This is the mail archive of the
mailing list for the glibc project.
Re: [RFC] Propose fix for race conditions in pthread cancellation (bz#12683)
- From: Rich Felker <dalias at aerifal dot cx>
- To: Torvald Riegel <triegel at redhat dot com>
- Cc: Adhemerval Zanella <azanella at linux dot vnet dot ibm dot com>, "GNU C. Library" <libc-alpha at sourceware dot org>
- Date: Fri, 12 Sep 2014 13:17:21 -0400
- Subject: Re: [RFC] Propose fix for race conditions in pthread cancellation (bz#12683)
- Authentication-results: sourceware.org; auth=none
- References: <5410C70E dot 70207 at linux dot vnet dot ibm dot com> <1410533066 dot 4967 dot 96 dot camel at triegel dot csb> <20140912153235 dot GP23797 at brightrain dot aerifal dot cx> <1410538290 dot 4967 dot 111 dot camel at triegel dot csb>
On Fri, Sep 12, 2014 at 06:11:30PM +0200, Torvald Riegel wrote:
> On Fri, 2014-09-12 at 11:32 -0400, Rich Felker wrote:
> > On Fri, Sep 12, 2014 at 04:44:26PM +0200, Torvald Riegel wrote:
> > > On Wed, 2014-09-10 at 18:47 -0300, Adhemerval Zanella wrote:
> > > "8. Adjust 'lowlevellock.h' arch-specific implementations to provide
> > > cancelable futex calls (used in libpthread code)."
> > >
> > > Only FUTEX_WAIT should be cancellable, I suppose.
> > >
> > > I've been thinking about whether it would be easier for the
> > > implementation of cancellable pthreads functions to just call a
> > > noncancellable FUTEX_WAIT and handle EINTR properly (by not retrying the
> > > wait but calling pthread_testcancel instead so that any pending
> > > cancellation is acted upon). However, this seems to save less
> > > complexity than just doing for FUTEX_WAIT what we do for all the other
> > > cancellable syscalls, so it's probably not worth it.

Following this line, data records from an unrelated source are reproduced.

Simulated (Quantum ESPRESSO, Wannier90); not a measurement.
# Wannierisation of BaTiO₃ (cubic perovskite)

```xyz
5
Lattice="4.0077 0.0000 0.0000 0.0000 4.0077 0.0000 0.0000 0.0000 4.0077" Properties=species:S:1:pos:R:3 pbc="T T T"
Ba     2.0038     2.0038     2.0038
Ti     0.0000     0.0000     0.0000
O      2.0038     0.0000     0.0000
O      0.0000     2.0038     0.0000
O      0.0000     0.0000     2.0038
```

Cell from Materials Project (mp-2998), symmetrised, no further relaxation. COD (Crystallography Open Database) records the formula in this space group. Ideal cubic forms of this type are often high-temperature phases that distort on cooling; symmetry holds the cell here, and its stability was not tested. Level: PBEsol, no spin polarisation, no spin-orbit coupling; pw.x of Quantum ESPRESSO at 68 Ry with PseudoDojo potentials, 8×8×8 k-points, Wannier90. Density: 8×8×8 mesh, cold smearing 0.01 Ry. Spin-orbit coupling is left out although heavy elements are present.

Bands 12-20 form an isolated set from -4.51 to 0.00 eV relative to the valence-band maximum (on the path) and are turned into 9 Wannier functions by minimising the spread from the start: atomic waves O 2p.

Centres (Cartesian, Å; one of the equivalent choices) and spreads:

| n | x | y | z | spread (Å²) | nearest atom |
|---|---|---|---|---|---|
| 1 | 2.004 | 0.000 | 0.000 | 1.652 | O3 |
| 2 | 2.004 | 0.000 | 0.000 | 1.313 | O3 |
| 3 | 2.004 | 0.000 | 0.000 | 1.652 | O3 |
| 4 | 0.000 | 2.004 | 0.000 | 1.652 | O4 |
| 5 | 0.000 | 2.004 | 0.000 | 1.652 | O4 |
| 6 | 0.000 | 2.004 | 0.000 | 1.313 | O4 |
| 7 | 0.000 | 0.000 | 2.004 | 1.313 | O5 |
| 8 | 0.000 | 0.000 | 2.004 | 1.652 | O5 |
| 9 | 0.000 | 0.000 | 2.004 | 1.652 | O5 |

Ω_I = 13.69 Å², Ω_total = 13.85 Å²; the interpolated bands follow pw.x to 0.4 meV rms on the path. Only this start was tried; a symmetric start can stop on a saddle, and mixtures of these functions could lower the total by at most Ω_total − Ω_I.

> > This is not viable; it has race conditions, of the exact type which
> > the futex syscall and the new cancellation system are designed to
> > avoid.
> The new scheme would be used, but would always set the cancellation as
> pending. So what I thought about would primarily change the way we act
> on cancellation, not when it's considered to have happened. There's no
> real side effect in waiting, so futex_wait is a special case.
The problem is that you end up waiting unboundedly long, possibly
forever. Consider cancellation of a pthread_cond_wait that will never
be signaled, where the cancellation request arrives in the race
> > > I'd add another thing to the list of steps, though: For future-proofing,
> > > it would be good pthread_setcancelstate and pthread_setcanceltype would
> > > have an explicit compiler barrier in them. If at some point we have LTO
> > > including those functions, we use C11 atomics, and compilers start
> > > optimizing those more aggressively, then I believe we're at risk that
> > > the compiler reorders code across the atomics in pthread_setcancelstate;
> > > this could lead to cancellation handlers seeing unexpected state when
> > > they are actually run. C11 has tighter rules for what's allowed in
> > > signal handlers (IIRC, these are still under discussion, at least in the
> > > C++ committee) than what POSIX requires, yet the cancellation handler is
> > > similar to a signal handler. A compiler barrier should hopefully
> > > prevent any issues due to that mismatch. Thoughts?
> > Since you're only concerned about signal handlers, not access from
> > other threads, volatile is probably sufficient here.
> Yes, we don't need HW synchronization between the interrupted code and
> the cancellation handler. Requiring programmers to use volatile
> whenever they need to communicate from interrupted code to cancellation
> handlers (on both sides!) could work in practice, but only if the
> pthread_setcancelstate etc. look to the compiler like they could call
> code that uses volatiles -- which isn't the case for these functions
> (assuming the compiler understands and optimizes atomics).
Oh, I see -- you're concerned about reordering with respect to code
in the calling application. In that case I think you're right -- you
need a full compiler barrier of some sort.